The accompanying condensed consolidated financial statements have been prepared in accordance with U.S. generally accepted accounting principles (U.S. GAAP) for interim financial information. Accordingly, they do not include all of the financial information and footnotes required by U.S. GAAP for complete financial statements. In the opinion of our management, the unaudited condensed consolidated financial statements have been prepared on the same basis as the audited consolidated financial statements in the Form 10-K, and include all adjustments necessary for the fair presentation of our balance sheet as of July 31, 2020, and our results of operations, including our comprehensive loss, our stockholders’ equity, and our cash flows for the three and six months ended July 31, 2020 and 2019. All adjustments are of a normal recurring nature. The results for the three and six months ended July 31, 2020 are not necessarily indicative of the results to be expected for any subsequent quarter or for the fiscal year ending January 31, 2021.

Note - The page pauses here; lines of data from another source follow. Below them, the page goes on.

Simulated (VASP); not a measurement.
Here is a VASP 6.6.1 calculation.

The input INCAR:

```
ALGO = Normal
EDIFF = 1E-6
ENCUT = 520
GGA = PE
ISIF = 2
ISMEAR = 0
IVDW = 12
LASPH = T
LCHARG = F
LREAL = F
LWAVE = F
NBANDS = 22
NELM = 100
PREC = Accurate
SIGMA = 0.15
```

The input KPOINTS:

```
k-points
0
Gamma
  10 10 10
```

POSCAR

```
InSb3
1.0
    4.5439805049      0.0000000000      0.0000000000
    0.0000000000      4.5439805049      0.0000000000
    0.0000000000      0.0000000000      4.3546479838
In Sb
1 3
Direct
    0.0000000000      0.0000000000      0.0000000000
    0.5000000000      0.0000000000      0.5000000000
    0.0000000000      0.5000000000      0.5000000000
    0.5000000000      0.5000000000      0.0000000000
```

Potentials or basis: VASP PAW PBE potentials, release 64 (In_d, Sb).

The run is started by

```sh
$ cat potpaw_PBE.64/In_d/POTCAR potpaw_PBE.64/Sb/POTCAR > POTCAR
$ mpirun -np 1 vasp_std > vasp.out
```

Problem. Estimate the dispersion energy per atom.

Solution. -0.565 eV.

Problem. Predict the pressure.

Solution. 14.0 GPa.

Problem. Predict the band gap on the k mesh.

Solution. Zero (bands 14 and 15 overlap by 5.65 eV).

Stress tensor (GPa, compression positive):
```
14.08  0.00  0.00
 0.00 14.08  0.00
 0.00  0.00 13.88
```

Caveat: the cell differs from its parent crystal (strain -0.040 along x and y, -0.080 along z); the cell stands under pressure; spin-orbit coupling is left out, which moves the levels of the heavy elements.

Certain prior period amounts reported in our condensed consolidated financial statements and notes thereto have been reclassified to conform to the current year presentation. Such reclassifications did not affect total revenues, operating income, or net income.

Use of Estimates

The preparation of condensed consolidated financial statements in conformity with U.S. GAAP requires management to make, on an ongoing basis, estimates and assumptions that affect the amounts reported and disclosed in the financial statements and the accompanying notes. Actual results could differ from these estimates. Such estimates include, but are not limited to, the determination of the allowance for accounts receivable, fair value of acquired intangible assets and goodwill, useful lives of acquired intangible assets and property and equipment, timing and costs associated with our asset retirement obligations, the nature and timing of satisfaction of performance obligations, estimate of standalone selling price allocation included in contracts with multiple performance obligations, the estimated expected benefit period for deferred commissions, the estimated useful life of capitalized internal-use software costs, observable price changes of non-marketable equity securities, fair value of derivative instruments, the incremental borrowing rate we use to determine our lease liabilities, fair values of stock-based awards, legal contingencies, the valuation of deferred income tax assets, and unrecognized tax benefits, among others. Management bases its estimates on historical experience and on various other assumptions which management believes to be reasonable, the results of which form the basis for making judgments about the carrying values of assets and liabilities.   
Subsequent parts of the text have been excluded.